Vectors in different coordinate systems

[Ahmad Kishki]

how do i write vectors in polar coordinate? And what will the azimuth coordinate represent?

I was trying to figure out the vector connecting a ring to its center using polar coordinates, so that i would perform an integration over d(phi) (finding the electric field due to a semicircle at the origin). I wrote the vector as (-rho, phi,0) but then i ran into trouble with the units since the units of phi are radians. I worked this out in cartesian pretty easily but i am eager to know how this will work in polar, since polar here seems to me more natural.

Thanks in advance :)

 

[jedishrfu]

Welcome to PF!

I think you need to include the radius as one component. In your integration you need the Jacobian too
as in r dr dtheta which provides the missing units of measure.
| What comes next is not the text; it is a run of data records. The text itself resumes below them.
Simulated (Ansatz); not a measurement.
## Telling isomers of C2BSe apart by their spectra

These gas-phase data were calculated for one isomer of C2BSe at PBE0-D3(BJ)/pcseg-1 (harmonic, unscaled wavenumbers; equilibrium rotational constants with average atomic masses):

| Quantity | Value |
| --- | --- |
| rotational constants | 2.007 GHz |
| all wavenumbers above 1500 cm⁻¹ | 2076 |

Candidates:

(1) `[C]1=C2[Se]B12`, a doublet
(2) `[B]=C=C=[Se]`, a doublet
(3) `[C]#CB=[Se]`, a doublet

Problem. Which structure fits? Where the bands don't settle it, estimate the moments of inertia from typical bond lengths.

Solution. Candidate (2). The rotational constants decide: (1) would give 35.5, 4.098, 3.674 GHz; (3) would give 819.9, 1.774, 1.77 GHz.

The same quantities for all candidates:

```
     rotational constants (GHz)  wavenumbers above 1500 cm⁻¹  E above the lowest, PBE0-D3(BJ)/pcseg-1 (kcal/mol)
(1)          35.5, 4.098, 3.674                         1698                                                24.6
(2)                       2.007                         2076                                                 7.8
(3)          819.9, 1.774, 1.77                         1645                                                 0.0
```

Here's some info on polar coordinates and circles:

http://en.wikipedia.org/wiki/Polar_coordinate_system#circle

Show us your work and we can help you even better.

 

[Ahmad Kishki]

I know the jacobian, and infact already found it in this case, but the issue is not here. Here the vector is included in the integration, but the phi component has units radians, while the rho has meters. The idea here is that maybe my idea about vectors in cylindrical / polar coordinates is wrong. This is so since the length of a vector can not be (rho + phi)^1/2 since the rho and phi have different units.

 

[Ahmad Kishki]

Rho^2 +phi^2 (first post sorry)

 

[Ahmad Kishki]

 

[Ahmad Kishki]

View attachment 74747

Welcome to PF!

I think you need to include the radius as one component. In your integration you need the Jacobian too
as in r dr dtheta which provides the missing units of measure.

Here's some info on polar coordinates and circles:

http://en.wikipedia.org/wiki/Polar_coordinate_system#circle

Show us your work and we can help you even better.

Here is the problem.. I am stuck at finding the vector that goes from the ring to the origin. And assuming i know that vector, which phi should i use to obtain the value of the electric field at the origin? I mean phi changes with position. I realize there is an easier way, but i want to know this way as well. (Sorry for multiple posts, this is my first time using a forum, soi am not sure i get the hang of it)

 

[jedishrfu]

As I look at the wolfram examples like arc length, they don't treat the vector in a component fashion but as a vector.

http://mathworld.wolfram.com/PolarCoordinates.html

And that may be why you hung up here, you're trying to work with it in its native form.

I think they would define your vector as being normal to the arc ie the second derivative of the arc line.